THE WORLD CAME CLOSE TO A NUCLEAR CLASH THREE times during the half-century of the Cold War. The first was in Korea when China's intervention snatched imminent victory from General MacArthur. Only a nuclear strike could save the situation, but President Harry Truman firmly rejected it. The second time came in 1962, at the moment of greatest tension around Cuba, 40 years ago this October. And the last was in Vietnam when many American military and political leaders believed that atomic weapons alone could redress the failure of the war's progress.
On the first and last occasions, American political leaders had a choice. But during the 13-day crisis of October 1962, events almost spun beyond control of either the White House or the Kremlin. Perhaps the most interesting aspect of the Cuban Missile Crisis is the fact that its causes were not solely what had become the familiar competition between two superpowers, America and Russia, but something more dangerous, the cultural differences--I would say differences in civilization--between them. Because of those differences, the leaders were unable to judge with any accuracy what effect their decisions would have on the other side.
However detailed the information the White House got from its intelligence sources and diplomats, the President based his final decision on his idea of conduct in the Kremlin. That is the crux of the matter. People invariably think in terms of their own traditions, their own culture, which may have nothing in common with the other party's way of thinking. Furthermore, a leader will trust his own intuition more than all the intelligence agencies in the world. Otherwise he would not be a leader.

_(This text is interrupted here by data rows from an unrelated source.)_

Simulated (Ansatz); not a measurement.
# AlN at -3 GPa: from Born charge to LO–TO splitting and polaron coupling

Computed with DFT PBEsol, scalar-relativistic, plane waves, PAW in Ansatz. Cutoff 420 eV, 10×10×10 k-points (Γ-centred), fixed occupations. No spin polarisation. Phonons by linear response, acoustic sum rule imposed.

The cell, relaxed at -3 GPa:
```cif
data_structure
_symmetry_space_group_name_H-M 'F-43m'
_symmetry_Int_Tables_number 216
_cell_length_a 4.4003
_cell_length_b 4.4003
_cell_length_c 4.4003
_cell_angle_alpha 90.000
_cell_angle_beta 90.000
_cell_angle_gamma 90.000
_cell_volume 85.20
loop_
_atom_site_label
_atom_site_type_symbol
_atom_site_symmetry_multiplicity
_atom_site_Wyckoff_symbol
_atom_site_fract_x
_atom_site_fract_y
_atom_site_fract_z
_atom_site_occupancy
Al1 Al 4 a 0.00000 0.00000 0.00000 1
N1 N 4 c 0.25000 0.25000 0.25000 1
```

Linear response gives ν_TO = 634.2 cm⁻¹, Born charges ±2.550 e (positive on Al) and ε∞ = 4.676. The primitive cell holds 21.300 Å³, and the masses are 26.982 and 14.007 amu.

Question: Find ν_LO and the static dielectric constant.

Differences in civilization affect a country's vision not only of the future but of the past. Every country has its own historical mythology. The American mythology of the Cuban missile crisis is familiar: An aggressive Soviet Union, with the cooperation of a local dictator, Fidel Castro, placed offensive nuclear weapons, ballistic missiles, in Cuba, with the intention of cowing the United States. When President John F. Kennedy learned of this, he quite properly threatened the Soviet leader, Nikita Khrushchev, who "blinked" first and pulled his men and his missiles out of the island. The United States rightly won, and Khrushchev was soon swept from power.
But how did Cuba look from the windows of the Kremlin during the Cold War? At the beginning of 1959 the Soviet leaders could hardly imagine any fate that might link Moscow and Havana. No specialists in the Central Committee, much less Father, even knew much about Latin America. The Soviet embassy in Cuba had been shut down as unnecessary back in 1952.
The arrival in Havana of the partisan fighter Fidel Castro on January 1, 1959, and Fulgencio Batista's flight, attracted little attention in Moscow. When Father asked for information about Cuba, it turned out there was none to give him. Neither the Communist Party Central Committee's International Department, KGB intelligence, nor military intelligence had any idea who Castro was or what he was fighting for. Father advised them to consult Cuba's Communists; they reported that the newcomer was a representative of the haute bourgeoisie and working for the CIA.
In 1960 Father decided to send his deputy Anastas Mikoyan to Cuba to discover what motivated Castro. Mikoyan was an intelligent man and an outstanding negotiator and diplomat. He visited Father at the dacha on the eve of his departure, and I remember one small episode. A group of us went for a walk, and one of Father's aides reported on Castro's recent trip to Washington to meet President Eisenhower. No one had any reliable information. The aide tried to persuade the group that Castro was an American agent, or at least ready to dance to the White House's tune. You couldn't trust him: That was the Kremlin's view of Castro at the time.